AMARYLLIS-AMAGAS II Oceanographic Mission

Principal Investigators
Aline Govin (LSCE, France) and Cristiano M. Chessi (USP, Brazil)
Co-leader
Charlotte Skoniecnzy (GEOPS)
M2 student
Morgane Lefeuvre (M2 ECLAT, Université Paris-Saclay)
Funding
French Oceanographic Fleet, CNRS (IRP SARAVA), IPSL-CGS, CAPES-COFECUB*
Website
The mission took place in two phases aboard the French research vessel (R/V) Marion Dufresne, lasting a total of 49 days, comprising 27 days for the first phase and 22 days for the second phase. It began in Bridgetown (Barbados) on 16 May 2023, stopped in Paramaribo (Suriname) on 11–12 June 2023 for the change of leg, and ended in Recife (Brazil) on 3 July 2023.
The AMARYLLIS-AMAGAS mission aims to better establish the major but uncertain role played by the Amazon region in the Earth’s global climate system. Its role as a terrestrial carbon sink depends on processes that are still poorly understood: the intensity and distribution of continental precipitation, soil fertilisation by Saharan dust, and the potential stability of gas hydrates formed in the area where sediments transported by the Amazon River accumulate (hereinafter referred to as the ‘Amazon cone’).

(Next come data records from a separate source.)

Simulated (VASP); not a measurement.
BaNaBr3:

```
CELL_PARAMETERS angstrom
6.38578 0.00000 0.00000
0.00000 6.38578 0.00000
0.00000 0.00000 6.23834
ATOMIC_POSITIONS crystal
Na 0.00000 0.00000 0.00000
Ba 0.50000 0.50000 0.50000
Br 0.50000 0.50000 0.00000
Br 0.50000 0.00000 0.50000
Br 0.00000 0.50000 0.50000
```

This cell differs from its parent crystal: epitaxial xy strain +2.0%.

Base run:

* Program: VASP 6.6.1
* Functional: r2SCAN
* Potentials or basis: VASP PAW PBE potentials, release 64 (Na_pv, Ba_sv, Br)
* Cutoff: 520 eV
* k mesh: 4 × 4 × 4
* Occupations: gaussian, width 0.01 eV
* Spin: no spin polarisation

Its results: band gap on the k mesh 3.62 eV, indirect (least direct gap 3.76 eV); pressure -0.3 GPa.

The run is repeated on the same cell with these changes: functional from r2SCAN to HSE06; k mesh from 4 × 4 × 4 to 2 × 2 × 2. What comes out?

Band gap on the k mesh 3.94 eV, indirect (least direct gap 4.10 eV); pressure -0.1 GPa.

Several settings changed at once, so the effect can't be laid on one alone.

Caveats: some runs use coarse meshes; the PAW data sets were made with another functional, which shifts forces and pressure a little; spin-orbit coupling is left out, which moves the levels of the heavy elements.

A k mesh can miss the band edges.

Given these uncertainties, the mission has four main scientific objectives:
(1) to reconstruct the past climate history of the Amazon and north-eastern Brazil, in terms of regional variability and the mechanisms controlling precipitation and vegetation, across different timescales over the last few million years (ranging from the anthropogenic timescale to that of millennia and orbital cycles) ;
(2) to assess the contribution of Saharan dust deposited in this region, both at present and over the last few million years, in particular its role as a fertiliser for the Amazon rainforest;
(3) to examine the relationship between gas hydrates and large-scale submarine landslides in the upper part of the Amazon cone, by assessing fluid circulation and the physical properties of sediments;
(4) to assess the extent of gas emissions into the ocean across the Amazon cone as a whole.